Las Vegas Sands has reemphasised its commitment to constructing an integrated resort in the Osaka region of Japan in its latest financial report, backing up comments made by George Tanasijevich, LVS managing director of global development.
LVS is said to have switched attention to Osaka in the midst of uncertainty surrounding IR possibilities across both Tokyo and Yokohama, with the region’s optimistic hopes of seeing a complex in operation by the time it plays host to the 2025 World Expo increasingly deemed to be unachievable.
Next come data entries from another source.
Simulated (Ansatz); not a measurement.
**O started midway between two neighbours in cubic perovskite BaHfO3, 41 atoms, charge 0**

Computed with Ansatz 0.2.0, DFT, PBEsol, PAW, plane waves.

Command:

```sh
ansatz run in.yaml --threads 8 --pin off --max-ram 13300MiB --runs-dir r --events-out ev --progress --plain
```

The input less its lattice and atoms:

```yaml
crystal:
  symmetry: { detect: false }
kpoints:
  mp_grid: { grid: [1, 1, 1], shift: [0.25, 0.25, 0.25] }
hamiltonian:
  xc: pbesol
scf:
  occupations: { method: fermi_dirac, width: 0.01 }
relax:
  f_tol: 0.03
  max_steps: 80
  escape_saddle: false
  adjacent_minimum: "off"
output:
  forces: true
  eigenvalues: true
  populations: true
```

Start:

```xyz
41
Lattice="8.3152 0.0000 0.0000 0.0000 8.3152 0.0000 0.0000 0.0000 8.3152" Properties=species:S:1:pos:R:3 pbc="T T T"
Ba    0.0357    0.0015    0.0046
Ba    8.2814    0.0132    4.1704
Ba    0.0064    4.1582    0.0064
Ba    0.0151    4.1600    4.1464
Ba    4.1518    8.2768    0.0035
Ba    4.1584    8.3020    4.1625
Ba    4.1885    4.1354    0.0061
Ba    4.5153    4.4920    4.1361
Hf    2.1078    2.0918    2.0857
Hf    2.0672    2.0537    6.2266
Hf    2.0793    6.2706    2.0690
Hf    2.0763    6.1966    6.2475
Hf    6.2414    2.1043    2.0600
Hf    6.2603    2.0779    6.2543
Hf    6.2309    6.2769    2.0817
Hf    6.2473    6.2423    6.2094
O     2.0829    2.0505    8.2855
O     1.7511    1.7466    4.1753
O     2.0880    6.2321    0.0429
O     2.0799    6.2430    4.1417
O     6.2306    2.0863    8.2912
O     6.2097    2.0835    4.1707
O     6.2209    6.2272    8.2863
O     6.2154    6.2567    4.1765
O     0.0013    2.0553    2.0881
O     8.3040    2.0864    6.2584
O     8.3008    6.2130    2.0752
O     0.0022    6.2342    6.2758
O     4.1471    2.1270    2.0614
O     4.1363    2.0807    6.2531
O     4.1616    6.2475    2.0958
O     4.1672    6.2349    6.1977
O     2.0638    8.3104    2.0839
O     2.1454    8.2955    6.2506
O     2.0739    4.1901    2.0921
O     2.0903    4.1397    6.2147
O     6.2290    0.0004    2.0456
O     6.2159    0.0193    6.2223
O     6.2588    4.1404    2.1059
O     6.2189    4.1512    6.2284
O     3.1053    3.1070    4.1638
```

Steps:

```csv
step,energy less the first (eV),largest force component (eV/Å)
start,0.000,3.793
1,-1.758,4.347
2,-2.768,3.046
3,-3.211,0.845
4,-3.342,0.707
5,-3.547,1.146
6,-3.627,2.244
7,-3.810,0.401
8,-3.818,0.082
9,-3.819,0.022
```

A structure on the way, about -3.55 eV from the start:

Speaking as the firm recorded a less than one per cent second quarter revenue boost to $3.33bn, nudging its figure for the first half of the year to $6.98bn, 1.4 per cent up from $6.88bn, Sheldon Adelson, chairman and chief executive officer, stated the firm is “aggressively pursuing” Japan as a prospect for additional development.
Addressing this, as well as further opportunities across the wider Asian continent, including current developments being undertaken, Adelson explained: “We delivered solid financial results in the quarter, with hold-normalised adjusted property EBITDA reaching nearly $1.3bn.
“We remain enthusiastic about our future growth opportunities in Asia, which will be enhanced through the introduction of our Four Seasons Tower Suites Macao later this year, the Londoner Macao throughout 2020 and 2021 and the expansion of Marina Bay Sands in Singapore thereafter.
“We are also aggressively pursuing additional development opportunities in new markets, including in Osaka, Japan. Finally, we remain deeply committed to maintaining our industry-leading financial strength while continuing to return capital to shareholders.”
Revenue from LVS’ Macau operations for Q2 and H1 increased marginally to $2.14bn and $4.18bn respectively, while its Las Vegas operations saw 15.9 per cent and 6.6 per cent increases to reach $466m (2018: $402m) and £937m (2018: $879m).
This offset declines at the organisation Singapore based Marina Bay Sands, with second quarter figures dropping 2.4 per cent from $705m to $688m which brought its report for the first half of the year to $1.45bn, a 7.7 per cent dip from $1.57bn.
Operating income for the quarter increased 12.2 per cent to $894m, with net income, boosted by a gain of $556m related to the sale of Sands Bethlehem, increasing 63.9 per cent to $1.11bn.